Alfa Romeo Tipo B Monoposto: F1's shape of things to come
Alfa’s Tipo B Monoposto wasn’t motor racing’s first single-seater, but it defined a design direction that endures in the Grand Prix cars of today
Grand Prix motor racing was rudderless by 1930. Attempts at codification since the shrunken grids and eventual demise, after 1927, of its 1.5-litre formula had included: a consumption formula for oil and fuel, the latter being of specified density and (later) blend; a sliding scale of minimum weights; mandatory cockpit widths; and a proposed supercharger ban (except on two-strokes!). All were routinely ignored. Races in the main were Formule Libre affairs and a world championship (for manufacturers), founded in 1925, was rendered redundant after three seasons.

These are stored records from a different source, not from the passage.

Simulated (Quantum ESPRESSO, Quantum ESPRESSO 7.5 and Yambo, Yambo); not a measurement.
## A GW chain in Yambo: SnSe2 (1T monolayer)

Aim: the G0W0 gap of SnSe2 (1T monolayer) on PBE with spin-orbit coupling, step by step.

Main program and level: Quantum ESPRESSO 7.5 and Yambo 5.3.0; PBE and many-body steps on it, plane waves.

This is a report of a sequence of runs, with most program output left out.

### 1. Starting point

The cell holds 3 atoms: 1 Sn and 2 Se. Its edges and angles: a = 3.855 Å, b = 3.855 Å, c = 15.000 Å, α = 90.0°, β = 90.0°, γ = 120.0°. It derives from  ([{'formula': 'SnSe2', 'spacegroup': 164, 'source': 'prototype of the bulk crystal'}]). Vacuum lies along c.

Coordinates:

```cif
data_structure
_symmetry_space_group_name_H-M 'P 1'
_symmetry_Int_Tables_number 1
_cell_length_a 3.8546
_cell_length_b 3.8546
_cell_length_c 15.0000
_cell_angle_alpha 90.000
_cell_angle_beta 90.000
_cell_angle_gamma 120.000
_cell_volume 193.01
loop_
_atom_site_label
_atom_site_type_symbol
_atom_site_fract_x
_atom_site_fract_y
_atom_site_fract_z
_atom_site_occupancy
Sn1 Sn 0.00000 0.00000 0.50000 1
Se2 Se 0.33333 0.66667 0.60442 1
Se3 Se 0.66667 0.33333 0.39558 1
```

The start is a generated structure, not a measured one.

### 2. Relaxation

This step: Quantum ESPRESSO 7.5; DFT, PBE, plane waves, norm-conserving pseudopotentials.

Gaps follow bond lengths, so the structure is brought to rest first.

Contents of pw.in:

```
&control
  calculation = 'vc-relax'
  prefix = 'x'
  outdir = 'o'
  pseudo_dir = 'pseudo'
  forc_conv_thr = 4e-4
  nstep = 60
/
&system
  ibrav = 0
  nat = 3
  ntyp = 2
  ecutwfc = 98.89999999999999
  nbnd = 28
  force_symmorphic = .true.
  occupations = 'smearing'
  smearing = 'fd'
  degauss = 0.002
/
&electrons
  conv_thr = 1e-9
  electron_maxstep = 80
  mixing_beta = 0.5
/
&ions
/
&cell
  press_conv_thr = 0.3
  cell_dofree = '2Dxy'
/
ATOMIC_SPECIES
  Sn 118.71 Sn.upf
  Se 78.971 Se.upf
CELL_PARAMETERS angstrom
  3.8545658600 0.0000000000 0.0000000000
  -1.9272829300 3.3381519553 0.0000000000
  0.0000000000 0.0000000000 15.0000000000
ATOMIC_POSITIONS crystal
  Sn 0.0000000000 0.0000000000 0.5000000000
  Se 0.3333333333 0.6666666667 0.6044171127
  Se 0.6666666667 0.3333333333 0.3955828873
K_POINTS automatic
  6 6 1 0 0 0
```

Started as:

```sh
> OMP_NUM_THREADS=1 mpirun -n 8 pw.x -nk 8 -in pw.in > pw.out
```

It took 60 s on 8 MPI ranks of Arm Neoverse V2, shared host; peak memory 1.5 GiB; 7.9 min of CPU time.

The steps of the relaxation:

L’Association Internationale des Automobile Clubs Reconnus (AIACR), the governing body, capitulated and made things simpler for 1931: rounds of its new European championship (for drivers) were open to cars of any capacity. It went simpler yet for 1932: the major GPs were halved in length – to just five hours! – and competing cars no longer had to contain two seats. Single-seaters were nothing new – one had won the inaugural Indianapolis 500 of 1911 – yet despite the ban on riding mechanics in GPs following the death of Sunbeam’s Tom Barrett at San Sebastian in 1924, provision for them had been retained in Europe. Now, therefore, was the chance for GP racing to re-establish its identity using specialised designs rather than sports cars stripped of cycle-wings and headlamps. The machine that took that chance set the template for the next quarter-century and remains an icon.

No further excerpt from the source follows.